My point is, don't limit what's possible through gimmicky hard limits. Limit them by what's realistic. If you want to put a limit on something, do it by actual physical processes instead of some arbitrary, off-the-top-of-your-head cap. Using ring slots and rings of different sizes adds variety and another interesting aspect to the items and the game play while providing meaningful and believable limits. The same thing goes for arm bands, amulets, bracelets, and anklets. They come in different sizes and you can only fit so many on your body. How many depends on the size, and the bigger ones would tend to offer the more powerful enchantments. 

I also agree that limiting enchantment stacking is a good thing. Magical items with the same enchantments should not stack (you apply the highest one only), but different enchantments that buff the same trait in different ways should stack. 

 

on Aug 02, 2010

I'd rather that rings be more useful (actually worth my time) than be some crappy +0.25 combat speed.

Granted, a character probably shouldn't get more than +2 combat speed from any combination of rings.

That being said ... like minded rings shouldn't stack. Or rather, the largest bonus on any ring is the one thats applied.

Example: you're wearing 2 rings, one gives +1 combat speed, the other gives +2 attack and +0.5 combat speed. The net effect is +2 attack and +1 combat speed.

Example(2): 2 rings, 1 gives +4 attack and +1 defense, the other gives +2 defense and +1 HP regeneration.

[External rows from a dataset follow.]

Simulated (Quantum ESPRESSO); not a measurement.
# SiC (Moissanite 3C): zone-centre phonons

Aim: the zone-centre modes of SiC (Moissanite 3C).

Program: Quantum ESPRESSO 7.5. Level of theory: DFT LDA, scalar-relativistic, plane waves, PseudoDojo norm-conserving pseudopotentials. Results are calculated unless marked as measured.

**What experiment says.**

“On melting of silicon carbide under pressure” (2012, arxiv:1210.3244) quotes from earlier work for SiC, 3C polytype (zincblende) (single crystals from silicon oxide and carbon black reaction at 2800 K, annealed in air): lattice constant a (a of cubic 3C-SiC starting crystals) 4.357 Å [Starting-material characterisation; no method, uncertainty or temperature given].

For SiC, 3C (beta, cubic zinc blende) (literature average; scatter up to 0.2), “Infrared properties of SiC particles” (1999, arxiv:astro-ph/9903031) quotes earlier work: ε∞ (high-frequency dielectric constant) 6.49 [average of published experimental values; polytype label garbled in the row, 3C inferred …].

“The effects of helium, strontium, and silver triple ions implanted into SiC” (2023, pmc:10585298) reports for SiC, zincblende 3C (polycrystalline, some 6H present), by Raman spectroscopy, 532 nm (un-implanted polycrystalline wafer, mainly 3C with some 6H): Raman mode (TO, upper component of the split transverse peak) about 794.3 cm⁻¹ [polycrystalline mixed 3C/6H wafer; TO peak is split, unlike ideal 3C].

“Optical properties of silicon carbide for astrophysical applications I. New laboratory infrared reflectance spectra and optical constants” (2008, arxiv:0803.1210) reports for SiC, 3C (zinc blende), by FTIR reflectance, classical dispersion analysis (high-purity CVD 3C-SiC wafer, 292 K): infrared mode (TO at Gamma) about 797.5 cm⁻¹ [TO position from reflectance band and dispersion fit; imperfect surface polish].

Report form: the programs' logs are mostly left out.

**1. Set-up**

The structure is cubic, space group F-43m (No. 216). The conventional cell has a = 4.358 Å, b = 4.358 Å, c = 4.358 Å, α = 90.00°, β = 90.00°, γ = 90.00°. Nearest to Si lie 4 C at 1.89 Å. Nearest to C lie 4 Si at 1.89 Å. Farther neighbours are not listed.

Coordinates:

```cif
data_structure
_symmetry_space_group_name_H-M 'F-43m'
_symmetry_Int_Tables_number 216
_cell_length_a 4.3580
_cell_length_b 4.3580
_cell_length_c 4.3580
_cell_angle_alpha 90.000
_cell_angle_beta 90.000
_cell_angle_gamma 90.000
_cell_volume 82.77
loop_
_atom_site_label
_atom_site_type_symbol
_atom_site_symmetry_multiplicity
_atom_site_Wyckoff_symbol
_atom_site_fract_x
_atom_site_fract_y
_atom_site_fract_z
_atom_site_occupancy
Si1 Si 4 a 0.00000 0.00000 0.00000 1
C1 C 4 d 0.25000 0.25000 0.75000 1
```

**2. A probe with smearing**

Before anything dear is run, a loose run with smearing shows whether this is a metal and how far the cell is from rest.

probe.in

Net effect is +4 attack, +2 defense, +1 HP regeneration

 

//game effect ... sure you can find a ring of speed that gives +0.25 combat speed by killing mooks or questing for old ladies, but if you want to find a GOOD ring ... you might have to search in the Lost Necropolis, etc ... to find that +2 combat speed ring, or that +3 HP regeneration ring, or that Immune to Status Effects ring, or that +5 spell resist ring, or that +4 attack +2 defense ring.

on Aug 02, 2010

egable
Rings:

- Different sizes: Small, Medium, Large

- 2 small + 1 medium per finger

- 4 small per finger

- 2 medium per finger

- 1 large per finger


 

I also agree that limiting enchantment stacking is a good thing. Magical items with the same enchantments should not stack (you apply the highest one only), but different enchantments that buff the same trait in different ways should stack.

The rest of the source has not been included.